By contrast, Autistica, one of the UK’s premier autism charities, has found a way to engage proactively with the autistic community. When it consulted on the top 10 research priorities for autism this year, 23% of respondents were individuals on the autism spectrum.
So does this mean charities should hand over the keys entirely to the beneficiaries? In reality it is rarely that simple. One look at deafness charities shows the complexities involved.
The development of hearing technology, including cochlear implants, have dramatically enhanced the capacity of deaf people to hear. But this has caused conflicts. Some in the deaf community (including, but certainly not limited to, people who sign as their first language) worry that implants could damage deaf culture by discouraging the use of sign language. At its most extreme, the move towards implants has been compared to ethnocide, the destruction of a culture.
This cultural battleground becomes especially sensitive around children, and charities can end up in an uncomfortable position—effectively taking sides in this conflict between beneficiaries. For example, the Mary Hare charity, which operates schools for deaf children, doesn’t permit sign language in teaching and actively encourages the use of verbal communication between classes. Its position aligns it with some parts of the deaf community, but squarely against others.
So what is the solution? The best model is probably for a charity to integrate elements of joint decision-making between the people it supports and people with a background in charity governance (and, wherever possible, individuals who can combine the two).
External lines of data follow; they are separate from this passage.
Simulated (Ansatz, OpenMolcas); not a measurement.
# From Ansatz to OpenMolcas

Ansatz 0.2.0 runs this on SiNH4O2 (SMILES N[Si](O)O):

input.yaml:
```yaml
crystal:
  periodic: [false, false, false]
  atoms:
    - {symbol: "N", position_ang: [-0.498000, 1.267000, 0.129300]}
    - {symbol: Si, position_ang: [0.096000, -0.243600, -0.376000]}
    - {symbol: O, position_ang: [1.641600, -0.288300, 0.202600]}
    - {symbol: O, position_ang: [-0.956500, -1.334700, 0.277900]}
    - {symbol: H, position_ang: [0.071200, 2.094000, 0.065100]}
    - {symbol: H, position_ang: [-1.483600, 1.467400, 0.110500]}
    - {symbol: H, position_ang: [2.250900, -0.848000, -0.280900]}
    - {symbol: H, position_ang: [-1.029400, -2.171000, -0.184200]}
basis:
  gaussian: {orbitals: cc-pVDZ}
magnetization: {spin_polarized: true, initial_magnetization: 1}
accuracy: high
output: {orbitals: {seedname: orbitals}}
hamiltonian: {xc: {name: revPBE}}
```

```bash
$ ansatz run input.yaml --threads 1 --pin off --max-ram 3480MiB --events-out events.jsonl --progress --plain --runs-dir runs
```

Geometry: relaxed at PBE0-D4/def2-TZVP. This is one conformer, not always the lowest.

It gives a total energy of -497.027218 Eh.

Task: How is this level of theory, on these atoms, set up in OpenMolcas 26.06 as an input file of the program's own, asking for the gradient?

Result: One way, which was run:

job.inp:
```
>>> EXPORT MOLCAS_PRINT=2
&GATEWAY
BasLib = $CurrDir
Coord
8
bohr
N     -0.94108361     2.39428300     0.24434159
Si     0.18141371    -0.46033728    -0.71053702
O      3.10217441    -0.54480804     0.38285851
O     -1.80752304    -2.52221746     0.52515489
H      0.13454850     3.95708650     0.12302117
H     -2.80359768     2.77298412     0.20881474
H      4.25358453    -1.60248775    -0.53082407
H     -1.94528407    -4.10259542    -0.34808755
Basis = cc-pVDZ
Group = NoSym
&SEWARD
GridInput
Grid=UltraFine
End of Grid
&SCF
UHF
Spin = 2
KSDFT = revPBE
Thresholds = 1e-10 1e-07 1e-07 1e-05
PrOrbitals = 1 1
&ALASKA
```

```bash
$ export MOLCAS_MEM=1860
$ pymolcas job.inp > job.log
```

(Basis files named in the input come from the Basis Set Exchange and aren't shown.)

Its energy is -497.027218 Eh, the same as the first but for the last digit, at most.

One good example is the Thera Trust, a charity which provides support to adults with learning disabilities to help them find suitable housing, engage in employment, and live the lives they choose. The Trust is committed to promoting their beneficiaries as leaders in society, and to supporting those affected in managing the services they receive. This is entrenched across the organisation, including at the highest level—both Directors and non-executive Directors must include at least one person with a learning disability, and currently 40% of their directors have a learning disability.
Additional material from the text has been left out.